# AHP Basic Modeling
**Preprocess**
- I drop 4 features with missing values more than 80%
- I use pipeline to preprocess the data, including feature engineering (tho kinda useless for ensemble tree models), impute missing value using new class (None) for categorical data and median value for numeric data
- Yeah, I guess I did overlook for categorical data encoded in int64 data types, but for now, let them be (there's not much difference since not many variables have missing values)
- I use StandardScaler for scaling numeric features (how about RobustScaler?) (I don't have to do it for tree models tho)
- I use OrdinalEncoder for categorical data (better than one hot, less demanding in complexity)

**Modeling**
- As for modeling, I use 4 linear models, 1 neighbour model (what does it called?), and 4 tree models
- In here, we will do basic model with and without feature engineering and compare both of them.
- I use 5-fold cross validation for evaluating the model
- For evaluation metrics, I use MSLE (root mean squared log error) as a main metric (which I make from scratch, cause for some reason the default result in NaN), and RMSE (root mean squared error) as a helper metric to understand the model better
- I guess that's all for today's briefing.



In [None]:
import os
import pandas as pd
import matplotlib.pyplot as plt
import numpy as np
import seaborn as sns
from sklearn.feature_selection import mutual_info_regression

# models
from sklearn.linear_model import LinearRegression, Ridge, Lasso, ElasticNet
from sklearn.neighbors import KNeighborsRegressor

from sklearn.ensemble import RandomForestRegressor, HistGradientBoostingRegressor
from xgboost import XGBRegressor
from lightgbm import LGBMRegressor

# 
from sklearn.model_selection import GridSearchCV
from sklearn.model_selection import KFold
# from imblearn.pipeline import Pipeline as imbpipeline
from sklearn.pipeline import Pipeline
from sklearn.impute import KNNImputer, SimpleImputer
from sklearn.compose import ColumnTransformer
from sklearn.preprocessing import MinMaxScaler, StandardScaler, FunctionTransformer, OrdinalEncoder, OneHotEncoder, RobustScaler
from sklearn.metrics import mean_squared_error, make_scorer, root_mean_squared_log_error, root_mean_squared_error




In [2]:
df = pd.read_csv('../data/train.csv')
df.drop(columns=['Id'], inplace=True)
df.head()

Unnamed: 0,MSSubClass,MSZoning,LotFrontage,LotArea,Street,Alley,LotShape,LandContour,Utilities,LotConfig,...,PoolArea,PoolQC,Fence,MiscFeature,MiscVal,MoSold,YrSold,SaleType,SaleCondition,SalePrice
0,60,RL,65.0,8450,Pave,,Reg,Lvl,AllPub,Inside,...,0,,,,0,2,2008,WD,Normal,208500
1,20,RL,80.0,9600,Pave,,Reg,Lvl,AllPub,FR2,...,0,,,,0,5,2007,WD,Normal,181500
2,60,RL,68.0,11250,Pave,,IR1,Lvl,AllPub,Inside,...,0,,,,0,9,2008,WD,Normal,223500
3,70,RL,60.0,9550,Pave,,IR1,Lvl,AllPub,Corner,...,0,,,,0,2,2006,WD,Abnorml,140000
4,60,RL,84.0,14260,Pave,,IR1,Lvl,AllPub,FR2,...,0,,,,0,12,2008,WD,Normal,250000


In [3]:
y = df['SalePrice']
X = df.drop('SalePrice', axis=1)

# remove high missing cols
X.drop('PoolQC MiscFeature Alley Fence'.split(), axis=1, errors='ignore')

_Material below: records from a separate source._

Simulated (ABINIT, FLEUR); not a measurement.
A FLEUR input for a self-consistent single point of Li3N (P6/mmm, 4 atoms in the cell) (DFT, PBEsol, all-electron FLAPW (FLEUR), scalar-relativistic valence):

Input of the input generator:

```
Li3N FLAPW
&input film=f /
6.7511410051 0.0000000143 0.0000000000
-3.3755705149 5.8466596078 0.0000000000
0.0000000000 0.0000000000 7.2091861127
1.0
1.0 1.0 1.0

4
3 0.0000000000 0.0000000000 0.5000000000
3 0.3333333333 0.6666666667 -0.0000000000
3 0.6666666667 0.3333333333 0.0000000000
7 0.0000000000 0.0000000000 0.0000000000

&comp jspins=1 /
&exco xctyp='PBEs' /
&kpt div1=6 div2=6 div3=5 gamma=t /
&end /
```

num_var = X.select_dtypes(include='number').columns
ord_var = X.select_dtypes(include='object').columns

In [44]:
# Feature engineering from kaggle's learn
# rooms' spaciousness, outside area, building type x ground area
def feature_eng(df):
  X = df.copy()

  outside = "WoodDeckSF OpenPorchSF EnclosedPorch 3SsnPorch ScreenPorch".split()

  X["Spaciousness"] = (X["1stFlrSF"]+X["2ndFlrSF"])/X["TotRmsAbvGrd"].replace(0, np.nan)
  X["TotalOutsideSF"] = X[outside].sum(axis=1)
  X["PorchTypes"] = X[outside].gt(0).sum(axis=1)
  
  # must use custom transformer: GroupMeanEncoder
  # X["MedNhbdArea"] = X.groupby("Neighborhood")["GrLivArea"].transform("median")

  # it's prone to error, and should use uhm. 
  X3 = pd.get_dummies(X.BldgType, prefix="Bldg", )
  X3 = X3.mul(X.GrLivArea, axis=0)
  
  return pd.concat([X, X3], axis=1)

feature_eng = FunctionTransformer(feature_eng)

In [None]:
# Preprocess for numerical, ordinal, and nominal features
# Well, not really tho. 
num_pipe = Pipeline([
    ('imputer', SimpleImputer(strategy='median')),
    ('scaler', StandardScaler())
])
ord_pipe = Pipeline([
    ('imputer', SimpleImputer(strategy='constant', fill_value='None')),
    ('encoder', OrdinalEncoder(handle_unknown='use_encoded_value', unknown_value=-1))
])

nom_pipe = Pipeline([
    ('imputer', SimpleImputer(strategy='constant', fill_value='None')),
    ('encoder', OneHotEncoder(handle_unknown='ignore'))
])

preprocess = ColumnTransformer(transformers=[
    ('num', num_pipe, num_var),
    ('ord', ord_pipe, ord_var)
    # ('nom', nom_pipe, nom_var)
])


# full_pipe = Pipeline([
#     ('eng', feature_eng),
#     ('pre', preprocess)
# ])


In [6]:
# custom scorer
def rmse_log(yt, yp):
  lt = np.log1p(yt)
  lp = np.log1p(yp)
  return np.sqrt(np.mean((lt-lp)**2))

rmse_log_scorer = make_scorer(rmse_log, greater_is_better=False)

In [8]:
# Define a list of regression models
basic_models = [
    LinearRegression(),
    Ridge(random_state=42),
    Lasso(random_state=42),
    ElasticNet(random_state=42),
    KNeighborsRegressor(),
    RandomForestRegressor(random_state=42),
    HistGradientBoostingRegressor(random_state=42),
    XGBRegressor(random_state=42),
    LGBMRegressor(random_state=42),
]

In [53]:
# Modeling function
kf = KFold(n_splits=5, shuffle=True, random_state=42)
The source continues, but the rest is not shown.